# Best Bargain Paint Brushes???



## CyberKlown28 (Nov 24, 2009)

Preferably $10 or less.

Obviously my one and only answer is the Wooster Silver Tip.
But I'm asking you people =)


----------



## Burt White (Nov 8, 2009)

no such thing


----------



## Roadog (Apr 18, 2007)

In my humble opinion......a paint brush is not the tool to skimp on.


----------



## CyberKlown28 (Nov 24, 2009)

Well its not something skimpy. there are good brushes for cheap.
on my brush question thread the one dude mentioned a 5 dollar brush being the best he has used.
silver tip from wooster is the best i've used.


----------



## ProWallGuy (Apr 7, 2007)

CyberKlown28 said:


> silver tip from wooster is the best i've used.


If that is the best you have used, your experience must be limited. The silver tip is is manufactured and marketed to the DIY crowd. I use the Wooster Super Pro Badger, or the Corona Tacoma for basic latex wall paints.

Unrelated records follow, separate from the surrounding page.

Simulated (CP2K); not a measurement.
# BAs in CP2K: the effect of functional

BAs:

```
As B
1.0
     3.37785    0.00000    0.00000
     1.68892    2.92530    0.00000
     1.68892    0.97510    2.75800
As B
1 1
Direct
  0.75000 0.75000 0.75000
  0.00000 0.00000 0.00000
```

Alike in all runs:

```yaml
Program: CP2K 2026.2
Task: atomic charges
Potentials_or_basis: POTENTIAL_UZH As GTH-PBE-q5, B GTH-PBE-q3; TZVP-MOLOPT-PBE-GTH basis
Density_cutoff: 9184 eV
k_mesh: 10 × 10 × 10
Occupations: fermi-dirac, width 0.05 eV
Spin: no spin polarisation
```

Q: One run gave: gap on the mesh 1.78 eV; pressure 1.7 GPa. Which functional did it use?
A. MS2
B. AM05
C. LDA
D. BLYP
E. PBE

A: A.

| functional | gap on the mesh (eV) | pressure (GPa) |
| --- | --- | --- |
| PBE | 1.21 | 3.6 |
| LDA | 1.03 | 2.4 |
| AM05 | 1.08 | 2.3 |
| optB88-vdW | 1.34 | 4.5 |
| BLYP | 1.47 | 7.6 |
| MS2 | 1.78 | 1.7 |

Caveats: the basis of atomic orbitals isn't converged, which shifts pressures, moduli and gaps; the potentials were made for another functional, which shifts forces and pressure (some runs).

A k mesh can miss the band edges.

And yeah, I have no need for a "bargain" style brush, unless I use it for 2 things: a duster, or to apply BIN to spots and throw it away when done.


----------



## PressurePros (May 6, 2007)

If you can paint with a Corona Excalibur Chinex 1" brush, that would be under $10.


----------



## Wolfgang (Nov 16, 2008)

My best "bargain" brushes were a couple of cases of 3" Purdy Swans that I snagged for $8 a brush when Purdy was bought out by SW. The local non-SW store was ticked off and decided they werent going to support their competition. I think I still have a half case left.

I dont mind using some of the cheap brushes for gel stains, etc.. If I get a few uses out of them I'm satisfied.


----------



## Workaholic (Apr 17, 2007)

As was mentioned above, about the only time I am in the market for a bargin brush is when I going to use it as a throw away. 
Cough up a few more dollars (depending on the size you use) and you will get longer use out it.


----------



## CyberKlown28 (Nov 24, 2009)

ProWallGuy said:


> If that is the best you have used, your experience must be limited. The silver tip is is manufactured and marketed to the DIY crowd. I use the Wooster Super Pro Badger, or the Corona Tacoma for basic latex wall paints.
> 
> And yeah, I have no need for a "bargain" style brush, unless I use it for 2 things: a duster, or to apply BIN to spots and throw it away when done.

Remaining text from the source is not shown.